From:Tristan McLeay <conlang@...>
Date:Wednesday, April 1, 2009, 8:13
On 01/04/09 04:58:58, Eric Christopherson wrote:
> Tristan, Roger, et al. -- I had some further questions about long > voiced stops. I thought I would reword them a bit and see if I get a > response: > > 1. Am I correct in saying that, to produce a very long voiced stop, > you start by saying a very long vowel, and then close off the POA, > while basically continuing what you were doing with your voice before > > that closure, then holding it, and finally releasing it? > > 2. When I attempt [ag:::::::::::a] (using the technique described in > 1), it feels like I get the "hum" of the [g:::] for a few seconds, > then am unable to make *any* sound, and then eventually I release it. > > In that silent period it's voiceless, but once I release it it > *feels* voiced again (as I feel my throat for vibration) -- so why > would the sound be transcribed as [ag::::k::::::a] instead of > [ag:::k:::ga], or [ag:::_} ga]? (I'm not sure of a symbol for a > silent pause, so I'm just using several spaces.)
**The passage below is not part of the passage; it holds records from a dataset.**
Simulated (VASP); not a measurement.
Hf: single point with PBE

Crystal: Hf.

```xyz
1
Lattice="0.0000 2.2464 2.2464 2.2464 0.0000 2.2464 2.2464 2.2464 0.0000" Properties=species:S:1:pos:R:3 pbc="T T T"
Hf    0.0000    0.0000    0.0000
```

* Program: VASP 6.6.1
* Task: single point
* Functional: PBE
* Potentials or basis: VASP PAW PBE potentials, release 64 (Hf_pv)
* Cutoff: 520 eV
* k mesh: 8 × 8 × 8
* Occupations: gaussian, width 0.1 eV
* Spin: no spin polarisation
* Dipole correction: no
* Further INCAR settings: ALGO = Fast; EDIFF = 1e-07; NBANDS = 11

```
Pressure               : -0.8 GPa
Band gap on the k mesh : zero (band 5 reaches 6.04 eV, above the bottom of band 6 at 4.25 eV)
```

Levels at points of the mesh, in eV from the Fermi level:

You are right in your description of how it says, and Roger is AFAIK right in his explanation of why (your vocal chords are still being told to vibrate---they just can't). As for transcription, I doubt there's any proper way to transcribe it. It would depend on whether your focus is the sound produced or articulation. Any transcription that gets the idea you want to express acrossis correct for your purposes. Seeing as this isn't something that most linguists would need to transcribe on a daily basis, however you're doing it, you'll need to explain in words what your transcription is trying to express in the end. In the extended IPA, which has diacritics for speech errors useful when transcribing people with lisps and so forth, there's a special diacritic for partially voiced. I've never used these extensions, so I can't say whether the partially voiced diacritic necessarily means "the first half is voiced, the second half is unvoiced" or whether you have to explain your intentions in text.
> 3. What do we make of the assertion that "voiced" stops in English > are only partially voiced, as opposed to e.g. French? Does that > mean /b/ in French is pronounced something more like [b:]?
No. It means English /b/ is something like [p] and English /p/ is something like [p_h]. There's a continuum from [b] to [p] and from [p] to [p_h], just as there's a continuum from [a] to [e] and [e] to [i]. English /e/ isn't exactly the same as French /e/, and sometimes English /e/ is transcribed as /E/ because some linguistics reckon it's more like an [E] than an [e] in the dialect(s) they study. It's the same situation with English and French /b/ and /p/. For an English /b/ and a French /p/, the aim is to begin voicing the moment the sound is released. But the English sound has as its contrast the English /p/, which has as its aim to begin voicing after the the lips are released, and the French sound has as its contrast the French /b/, which has as its aim to begin voicing before the lips are released. So because of the direction of contrast, when we err on the side of caution, an English speaker will begin voicing for /b/ perhaps just a little before the release, and a French speaker will begin voicing for /p/ just a little after the release, so even though the aim for English /b/ and French /p/ is essentially the same, the usual results won't necessarily be. And just like English vowels, the strength of voicing in English differs from dialect to dialect. (And the situation is different in intevocalic and coda position; the situation I've described is word- initially.)
> I have two reasons that might not be so: a) Voiced geminates are > uncommon in languages. b) it doesn't sound long enough to be a > geminate; perhaps it's only half-long ([b:\]).
No. The correct reason is because a French /b/ is a good and proper [b] and it's English that is not perfectly transcribed in this regard. -- Tristan.